While lobstermen see this as good news and a credit to their management of the industry, others find cause for concern.

College of William and Mary Professor Jon Allen, who spent his summer at the Coastal Studies Center researching urchin populations, expressed concern for the Maine ecosystem.

Overfishing has decimated the previously abundant urchin stock and Allen believes that the lobster surplus may be due in part to reduced urchin numbers. There are not enough urchins to curtail the growth of kelp forests, habitats in which lobsters and crabs do quite well. As both species are urchin predators, this works to further decrease the urchin population.

Over the years, Maine's ecosystem has experienced major changes in its dominant species.

"Right now, lobstermen and crabbers happy," Allen said. "Ten years ago, urchin harvesters were pretty happy. Two hundred years ago, we were catching cod."

Allen suspects that Maine is not going to overfish lobster and crabs because it is effectively aqua-culturing on a gulf-wide scale, but expressed concern over the inefficient harvesting of bait. While the lobster harvest is still watched scrupulously, bait stock continues to be depleted.

Wiley noted that the population of alewives—a species of herring—in the Kennebec River has dwindled from around 18 million in the 1920s and 30s to about 2 million in present years. This, he said, is the focus of Coastal Studies Scholar-in-Residence Ted Ames' research, which is looking to provide new strategies for dealing with the depletion issue.

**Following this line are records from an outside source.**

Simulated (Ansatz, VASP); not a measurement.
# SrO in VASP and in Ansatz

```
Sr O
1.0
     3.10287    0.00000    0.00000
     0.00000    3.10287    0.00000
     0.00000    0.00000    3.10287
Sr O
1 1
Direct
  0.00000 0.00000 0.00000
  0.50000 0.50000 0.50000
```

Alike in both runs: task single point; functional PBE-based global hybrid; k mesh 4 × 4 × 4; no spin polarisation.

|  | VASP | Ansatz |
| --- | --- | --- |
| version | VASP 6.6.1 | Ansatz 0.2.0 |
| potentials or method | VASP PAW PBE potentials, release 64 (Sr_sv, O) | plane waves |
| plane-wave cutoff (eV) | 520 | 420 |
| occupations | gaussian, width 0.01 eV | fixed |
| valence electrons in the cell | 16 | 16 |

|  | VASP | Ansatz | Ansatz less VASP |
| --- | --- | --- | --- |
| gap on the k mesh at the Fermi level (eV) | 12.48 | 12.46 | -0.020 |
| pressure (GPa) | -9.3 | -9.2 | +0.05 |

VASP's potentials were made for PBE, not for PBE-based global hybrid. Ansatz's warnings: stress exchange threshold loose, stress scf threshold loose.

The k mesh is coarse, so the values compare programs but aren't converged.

Still, until the day when lobsters die out, Bowdoin will continue to have its lobster bake.

"It's tradition," said Cardone.

Wiley and Cardone don't know of another college or university that holds lobster bake on the scale that Bowdoin does. Just as lobster is a Maine tradition and signature dish, they said, so has the bake become a signature of Bowdoin.

This article was edited for correctness on September 17, 2011.